The Scrambler motorcycle is a type of bike which isn’t easy to place in a box. So, to give the scrambler bike a clear explanation isn’t easy either. But one thing is for sure – it’s a bike built for off-road and street use.
The term “scrambler” has been in common use in the United States since the 50’s and 60’s to describe a street bike with off-road potential (or ambition). However, the word actually has its roots much further back in the 1920’s, when British riders raced across a mix of terrains. According to an urban myth, a British commentator of the day described one such race as ‘quite a scramble’ and the phrase stuck.
Today in the custom bike scene, a scrambler is a healthy mix of a (retro/old) bike with a higher than average riding height and shocks, and dual purpose tires, stripped down to the bare essentials.

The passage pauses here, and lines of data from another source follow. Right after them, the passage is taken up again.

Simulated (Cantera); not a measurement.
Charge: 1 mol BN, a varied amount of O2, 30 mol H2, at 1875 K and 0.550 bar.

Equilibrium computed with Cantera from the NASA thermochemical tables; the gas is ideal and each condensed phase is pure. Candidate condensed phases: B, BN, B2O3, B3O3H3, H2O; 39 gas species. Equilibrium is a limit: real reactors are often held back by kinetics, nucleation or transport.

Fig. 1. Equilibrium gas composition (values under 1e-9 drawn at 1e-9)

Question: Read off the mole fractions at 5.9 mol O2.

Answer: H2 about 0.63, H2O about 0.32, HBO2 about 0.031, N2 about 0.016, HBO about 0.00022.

But let’s not forget, every aspect of a scrambler’s look is done for a reason. Clocks are generally small and close to the handlebars. The handlebars themselves are wider and braced across their width. Headlamps are smaller and mounted on shorter brackets. Exhausts tend to be high level, seats shorter and sometimes thicker, whilst wheels are invariably spoked on aluminum rims. Why, I hear you ask? Simple: scramblers mean dirt, dirt means fun and fun means falling over. Showy looking bits that stick out too much, get snapped off or bent.
Putting aside custom built scramblers, we now have a whole host of motorcycle manufacturers producing street scramblers too: Guzzi V7 Scrambler, 500cc Benelli Leoncino, BWM R nineT Scrambler, the all new Yamaha SCR920 Street Scrambler, Ducati’s 5 model line-up and the one that kicked off the whole factory retro thing, the Triumph Bonneville Scrambler. Which just goes to show how popular the genre has become. No-one goes to the vast expense of re-tooling a production line if they’re not going to sell bikes.
Let’s also not forget just how much we owe to those mad old ‘scramblers’ of the past, who used to think nothing of careering up hill and down dale on rigid frames, girder forks and hand gear change. The innovations of telescopic forks, rear suspension and clutch levers were largely driven by them.